In Great Britain 1966-70 Phillips studied composition with Edmund Rubbra and John White and conducting with Alexander Gibson and Neville Marriner, taught at the Royal College of Music, and was music director of the London Gabrieli Brass Ensemble, with which he made nine LPs. He returned to Canada, served 1970-2 as principal trumpet of the Hamilton Philharmonic Orchestra, and became a founding member of Canadian Brass. In 1972 he founded the Classical Brass and was its music director and first trumpet until 1974. He conducted the Toronto Jewish Folk Choir 1978-87.
Phillips founded the New Chamber Orchestra of Canada in 1973. The orchestra, a 13-member string ensemble comprised largely of Toronto Symphony players, continued to perform until 1987, giving annual concert series in Toronto with leading Canadian soloists and with guest conductors such as John Avison, Alexander Brott, Neville Marriner, and Klaro Mizerit. Milton Barnes was named the orchestra's composer-in-residence, and his She betim (1974) and Concerto for Violin (1976, commissioned by the orchestra through a Canada Council grant) were premiered by the orchestra, as were Phillips' Changes (1976) and City of Youth (1977). Among Phillips' other compositions are Brass Trio (1969), Brass Quintet (1973), and Peace (1975) for string orchestra.
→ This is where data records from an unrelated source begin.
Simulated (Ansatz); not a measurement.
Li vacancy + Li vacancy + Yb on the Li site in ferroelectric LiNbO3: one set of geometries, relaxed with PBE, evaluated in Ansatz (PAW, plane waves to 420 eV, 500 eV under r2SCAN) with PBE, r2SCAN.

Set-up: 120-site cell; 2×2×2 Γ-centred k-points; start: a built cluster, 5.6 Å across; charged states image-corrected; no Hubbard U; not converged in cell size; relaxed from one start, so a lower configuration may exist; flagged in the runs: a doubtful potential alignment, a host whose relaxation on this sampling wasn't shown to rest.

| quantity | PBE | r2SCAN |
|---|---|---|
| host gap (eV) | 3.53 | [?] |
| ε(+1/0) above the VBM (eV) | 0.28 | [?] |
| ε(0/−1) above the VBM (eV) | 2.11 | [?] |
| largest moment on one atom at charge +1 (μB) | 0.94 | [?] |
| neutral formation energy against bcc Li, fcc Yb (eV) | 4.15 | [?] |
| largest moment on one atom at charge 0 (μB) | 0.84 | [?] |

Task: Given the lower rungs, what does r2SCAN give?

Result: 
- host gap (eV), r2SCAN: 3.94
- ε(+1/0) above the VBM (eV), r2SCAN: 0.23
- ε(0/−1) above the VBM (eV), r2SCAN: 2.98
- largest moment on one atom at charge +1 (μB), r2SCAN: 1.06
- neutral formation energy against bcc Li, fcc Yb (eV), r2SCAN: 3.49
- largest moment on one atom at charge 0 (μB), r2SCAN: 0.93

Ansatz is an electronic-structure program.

Phillips commuted regularly to New York state 1979-85 to conduct the Plattsburg Symphony Orchestra. He conducted the Hart House Orchestra (an amateur symphonic group not connected with the Boyd Neel orchestra) 1976-88. He also conducted the Kamloops Symphony Orchestra 1987-8 as well as a chamber orchestra in a four-concert series for Ottawa's 1989 Fall Festival of the Arts. In 1990 Phillips began conducting the Ottawa Police Chorus and resumed conducting duties for the Plattsburg Symphony Orchestra. He appeared as guest conductor with the Atlantic, Niagara, Windsor, and Regina symphony orchestras, Orchestra London, and the Hull Chamber Orchestra, which commissioned and premiered his Gatineau Suite (1989).
Although some have mistakenly believed that Phillips played on the Beatles' song "Penny Lane," this is not the case. It was the British trumpeter David Mason who provided the famous "Penny Lane" solo.